The Oswegonian

The Independent Student Newspaper of Oswego State

DATE

Dec. 22, 2024

Laker Review Web Exclusive

The Vagina Monologues

Oswego’s Women’s Health Center put on their version of the award winning play “The Vagina Monologues,” on April 12, in the Hewitt Union Ballroom.

The play is a collaboration of V-Day founder Eve Ensler’s interviews with over 200 women about vaginas.

According to the official V-Day website, V-Day is a global activist movement to end violence against women and girls around the world. The activist movement has brought attention to the violence of women and girls that happens everyday, including rape, battery, incest, female genital mutilation and sex slavery.

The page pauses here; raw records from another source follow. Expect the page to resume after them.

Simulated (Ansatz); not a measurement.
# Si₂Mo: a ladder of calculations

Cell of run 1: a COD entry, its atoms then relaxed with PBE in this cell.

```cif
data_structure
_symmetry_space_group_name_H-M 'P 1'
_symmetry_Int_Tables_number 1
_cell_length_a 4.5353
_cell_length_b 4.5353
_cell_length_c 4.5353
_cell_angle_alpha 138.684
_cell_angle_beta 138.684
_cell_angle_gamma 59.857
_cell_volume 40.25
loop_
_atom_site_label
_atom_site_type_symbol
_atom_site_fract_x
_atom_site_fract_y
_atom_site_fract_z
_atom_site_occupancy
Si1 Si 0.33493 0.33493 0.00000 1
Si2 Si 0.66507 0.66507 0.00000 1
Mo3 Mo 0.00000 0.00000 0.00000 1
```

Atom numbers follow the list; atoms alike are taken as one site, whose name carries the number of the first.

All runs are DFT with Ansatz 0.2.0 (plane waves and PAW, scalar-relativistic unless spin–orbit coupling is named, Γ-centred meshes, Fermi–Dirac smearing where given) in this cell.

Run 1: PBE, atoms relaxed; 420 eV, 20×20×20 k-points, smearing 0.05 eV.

A group of Oswego women, both students and faculty of Oswego State, each took a monologue and performed in front of the small audience that attended. The performance discussed topics many women think but do not actually say. As the audience watched some monologues may have caught them off guard with the blunt and raw humor. The words and phrases that the actresses were saying were comical and sometimes uncomfortable, definitely making blushing audience members cringe. However, it made many people realize how true these monologues were, and how women are made to believe that these topics are only things they secretly think about and do not express with other women.

Among the comedy, there were also serious vagina monologues, the ones we know occur but are sometimes afraid to talk about. Rape was one of these monologues and the audience was silent, realizing that, all laughing aside, there are serious issues affecting women. Throughout the play, the women audience, looked back and forth at each other laughing and nodding with approval as they agreed with whispers and facial expressions that this was the raw truth of women and of vaginas. After watching such a profound play, the room had an overwhelming feeling of strength and courage between women and a new sense of a vagina community.

As a whole, the play was inspirational and well put together. Although the actresses read the monologues off a sheet of paper instead of having the monologues memorized, it was not at all distracting. Each woman gave her own attitude and personality to the monologue. Toward the end of the performance there was supposed to be a video that would play, coming off the V-Day website but, due to technical difficulties, it was unable to be played. Again this was not a distraction, because the actresses and venue had given the audience such a relaxed feeling. At the end of the performance, the women who recited the monologues each stood up and said why they were standing up for this cause. One woman emotionally explained that she should not have to be alone in dealing with the sexual abuse she has faced, while another said that she wants to teach her sons to respect women.

“The Vagina Monologues” was a moving play that will forever have an impact on how women will see this issue, pushing them even more to stand up for women around the world.